Some Crazy Possibilities And Probabilities

The weather I have this morning is cold and wet and dreary, so here’s a post to match that mood.

Let’s pick, pretty much at random, four of this year’s crop of truly lunatic Republican Senate candidates. And let’s look at how likely they are to be making a complete fool of themselves on Capitol Hill for the next six years. (Full disclosure of working assumption: for each of them, the probability of making a complete fool of themselves on Capitol Hill, conditional on being elected, is assumed to be 100%.)

Here, in alphabetical order, is the starting four: Sharron Angle (Nevada), Ken Buck (Colorado), Joe Miller (Alaska), Rand Paul (Kentucky).

Nate Silver had this assessment of Sharron Angle’s prospects yesterday:

In Nevada, two of three polls released this week show the Democrat, Harry Reid, with a slight lead over the Republican, Sharron Angle. The model still regards Ms. Angle as an incremental favorite — but it now sees the race as closer to 50-50 after having assigned her a two-in-three chance of winning last week.

“Closer to 50-50″ actually means a 56% probability that Angle wins.

Last week, Public Policy Polling had Ken Buck locked in a neck-and-neck contest that seems to be a lesser-of-the-two-evils race:

PPP’s newest Colorado poll finds (Michael Bennet) holding onto a 46-45 lead over Ken Buck.
[...]
Bennet continues to be, as we’ve found in all of our polling for the whole cycle, an unpopular Senator. His approval rating is just 35% and 49% of voters disapprove of the job he’s doing. If a moderate Republican had been nominated against him this race might be over. But Buck’s unpopular too at a 41/46 favorability spread and that’s keeping this race close.

Nate Silver — who is well known to walk on water — is, once again, not too impressed with the Democrat’s chances, though:

One survey, from Public Policy Polling, in fact gives Mr. Bennet a single-point lead (Mr. Bennet’s internal polling, not used by the model, also puts him slightly ahead). But the bulk of the evidence still suggests an advantage for the Republican, Ken Buck; the model has him as the 73 percent favorite, down from 79 percent last week.

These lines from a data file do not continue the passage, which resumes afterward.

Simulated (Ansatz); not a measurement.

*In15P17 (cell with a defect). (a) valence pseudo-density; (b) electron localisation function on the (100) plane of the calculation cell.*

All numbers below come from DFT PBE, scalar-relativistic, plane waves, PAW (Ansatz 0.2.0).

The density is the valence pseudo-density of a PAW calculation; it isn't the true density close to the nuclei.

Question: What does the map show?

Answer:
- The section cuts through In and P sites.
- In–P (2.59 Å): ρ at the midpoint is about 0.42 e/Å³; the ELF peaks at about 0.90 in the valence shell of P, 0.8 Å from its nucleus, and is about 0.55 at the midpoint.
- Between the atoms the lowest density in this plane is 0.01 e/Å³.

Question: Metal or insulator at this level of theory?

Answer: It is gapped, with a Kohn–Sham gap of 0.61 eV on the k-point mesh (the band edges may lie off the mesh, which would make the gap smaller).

That 73% was last week; Silver now has that probability at 68%.

In the three-way Alaska race, a Public Policy Polling poll for Daily Kos this week shows Joe Miller at 35%, with renegade write-in candidate Lisa Murkowski at 33% and Democrat Scott McAdams at 26%.

This is Nate Silver’s two-week-old assessment, based on complex adjustments to account for the fact that “polls evaluating Senator Lisa Murkowski’s chances as a write-in may be unreliable”:

Right now, it is not clear if Ms. Murkowski or Mr. Miller would be favored if she were named on the ballot — the polls, in addition to other issues, are of mixed opinion on this question. But if the penalty that Ms. Murkowski suffers for being a write-in is at all substantial, that would make Mr. Miller a reasonably clear favorite — and our model thus gives him an 85 percent chance of winning, versus 12 percent for Ms. Murkowski and 3 percent for Mr. McAdams.

He currently assigns a 74% probability to Miller winning.

A recent independent poll has Rand Paul leading Jack Conway by four points:

Ophthalmologist Rand Paul (R) is running virtually even with state Attorney General Jack Conway (D) in the Kentucky Senate race, according to a new independent poll.

The survey shows Paul taking 43.4 percent to Conway’s 39.5 percent among likely voters. Seventeen percent were undecided in the survey, which had a margin of error of 3.5 percentage points.

Nate Silver doesn’t seem to have a recent post assessing the Kentucky Senate race (not that I could find, anyway), but the probability he assigns to Rand Paul winning the race is currently 86%.

Time to step back, and heave a deep sigh. Not one of these crazies is a clear underdog by the polls. Not one of them has less than a 56% probability of winning, according to Nate Silver.

We can go ahead and have a little more fun with these very unfunny numbers. Let’s assume Nate Silver’s probability estimates are independent. That is to say, the estimation errors in his probability estimates are independent. (Of course, that can’t be strictly true, to the extent that there are common assumptions in the forecast models for these four states. But it’s the only way to do combined number-crunching with the estimates.)

The probability that at least one of these crazies will be elected to the Senate is a sobering 99%. The probability that all of them will be elected is an extremely uncomfortable 24%.